I’ve always followed the Wario Land series of video games with a great passion. Whether they end up being good or less than good, every new release was met with great excitement from me. Sadly, Nintendo stopped making them some time back, and similarly, I don’t tend to revisit most Wario Land games after a first playthrough. And even if I do, it’s much less often than some other games.
I’ve been playing through all the Game Boy games available on Nintendo Switch Online, and recently made it to Wario Land 3. Strangely, it’s the only one of the trilogy that is currently on the service. But that’s fine. One Wario Land is still better than no Wario Lands, right?
That’s mostly true. Wario Land 3 is a fine game, at a base level! It follows Wario Land 2‘s basic structure by being a side-scrolling platformer that focuses mostly on environmental puzzles. Wario is invincible, and punishment for getting hit by an enemy is simply to get knocked back a bit. Certain enemies’ attacks will transform Wario into temporary alternate forms, which are sometimes obstacles in themselves, but are most often used to solve puzzles or navigate the game’s stages.
Where Wario Land 3 diverges is that it’s not a linear game. Each stage includes four treasures, each of which also functions as a goal/exit for that stage. On top of that, instead of being a sequence of stages that you play in a set order, WL3 is a stealth metroidvania, where Wario gains movement abilities that will help him find more of each stage’s treasures on return visits. A good number of those treasures, even when they aren’t ability upgrades, are items that will either unlock new stages or change unlocked stages in some way that allows you to explore alternate routes within them.
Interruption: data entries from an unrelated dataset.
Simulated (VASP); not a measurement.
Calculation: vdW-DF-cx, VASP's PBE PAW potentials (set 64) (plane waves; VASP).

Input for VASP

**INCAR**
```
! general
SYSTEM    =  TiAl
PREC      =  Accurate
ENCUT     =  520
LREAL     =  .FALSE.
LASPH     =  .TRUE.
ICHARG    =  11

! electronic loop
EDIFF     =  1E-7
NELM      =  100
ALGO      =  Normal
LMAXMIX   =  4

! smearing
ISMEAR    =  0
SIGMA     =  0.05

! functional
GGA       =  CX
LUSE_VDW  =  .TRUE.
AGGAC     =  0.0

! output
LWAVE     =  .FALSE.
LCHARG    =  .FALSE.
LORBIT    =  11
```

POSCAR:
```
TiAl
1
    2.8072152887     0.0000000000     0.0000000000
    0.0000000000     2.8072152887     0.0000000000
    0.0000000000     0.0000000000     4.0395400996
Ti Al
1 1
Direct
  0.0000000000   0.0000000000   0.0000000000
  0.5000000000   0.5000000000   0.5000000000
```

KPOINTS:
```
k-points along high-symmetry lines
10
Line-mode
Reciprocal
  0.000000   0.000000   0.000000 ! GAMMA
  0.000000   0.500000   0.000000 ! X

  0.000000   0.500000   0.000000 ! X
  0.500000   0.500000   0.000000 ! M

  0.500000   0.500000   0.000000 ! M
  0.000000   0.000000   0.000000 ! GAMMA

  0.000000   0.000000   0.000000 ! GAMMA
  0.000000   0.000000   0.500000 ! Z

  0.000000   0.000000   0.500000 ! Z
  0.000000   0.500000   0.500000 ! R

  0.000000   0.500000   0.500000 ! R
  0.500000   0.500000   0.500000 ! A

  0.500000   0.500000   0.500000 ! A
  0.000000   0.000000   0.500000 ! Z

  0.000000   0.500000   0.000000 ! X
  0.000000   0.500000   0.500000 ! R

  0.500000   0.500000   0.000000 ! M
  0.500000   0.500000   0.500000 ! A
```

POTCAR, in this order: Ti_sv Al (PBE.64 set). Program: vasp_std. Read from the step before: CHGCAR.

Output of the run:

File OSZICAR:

The first bump in the road is that when you find a treasure, you get booted out of the stage. It’s just like Super Mario 64 in this way. However, Wario Land 3’s stages are a little bit more expansive and each treasure is typically down a completely different path, so collecting all the treasures in a stage rarely feels too repetitive. So I don’t feel like that’s a huge problem. Sometimes you won’t know where to go next and will run around in a stage or two before realizing you can’t reach any of the undiscovered treasures, but that’s part of the chase, right? The game does show you where to go every time you’re able to access a new treasure, so any wasted time is the player’s fault for not paying attention, anyway. If you’re still stuck, you can go to the Temple to ask for a hint, at least up until the point that you unlock the final boss.
It’s worth mentioning that you have to find fewer than half of the game’s 100 treasures to get to the end. Pretty lenient, I’d say! (Although you’d definitely need a guide to know the exact critical path.)
What annoys me are the game’s optional collectibles: the music coins. On every stage, there are eight music coins to find. You won’t be able to get all eight on any stage until you have all of Wario’s abilities and are able to get to all four treasures on that stage. This alone is a little annoying, but would be totally forgivable if the coins you’ve found were retained when leaving a stage. However, that just isn’t the case, and you need to collect all eight in one run. So you need to explore all the routes on any given stage to get all those coins, at which point it does start to grate and feel like a big ol’ time sink. None of the puzzles you’ve solved or mini-games you’ve won are retained either, so you’re doing all of it all over again. Lame.
The good news is that collecting all of the music coins just unlocks a mini-game for you to play freely. It’s totally not worth the effort and is easily skippable. Which I say as someone who has 100%ed the game twice now. Sigh.
Another minor gripe is that some of Wario Land 3’s challenges are very repetitive in themselves. For example, in one stage you have to climb a tower that’s three screens high. At which point you transform into Fat Wario and fall down a hole to destroy some donut blocks. Then you scale the tower again as Fire Wario so that you can fall down that same hole again to destroy some fire blocks that were under the donut blocks. Then you scale the tower a third time and fall down the hole as Zombie Wario to get past a one-way floor that was under the fire blocks. Only then are you finally granted access to the treasure. Thankfully, scenarios like this are rare, but it’s still a big oof as far as level design goes.
All of this is to say that even though I’m mostly enjoying my current playthrough of Wario Land 3, it has a couple of significantly annoying features. Not so annoying that I need to leave a note to myself to never play the game again, but I do hope that Future Ryan remembers that the music coins are a bait.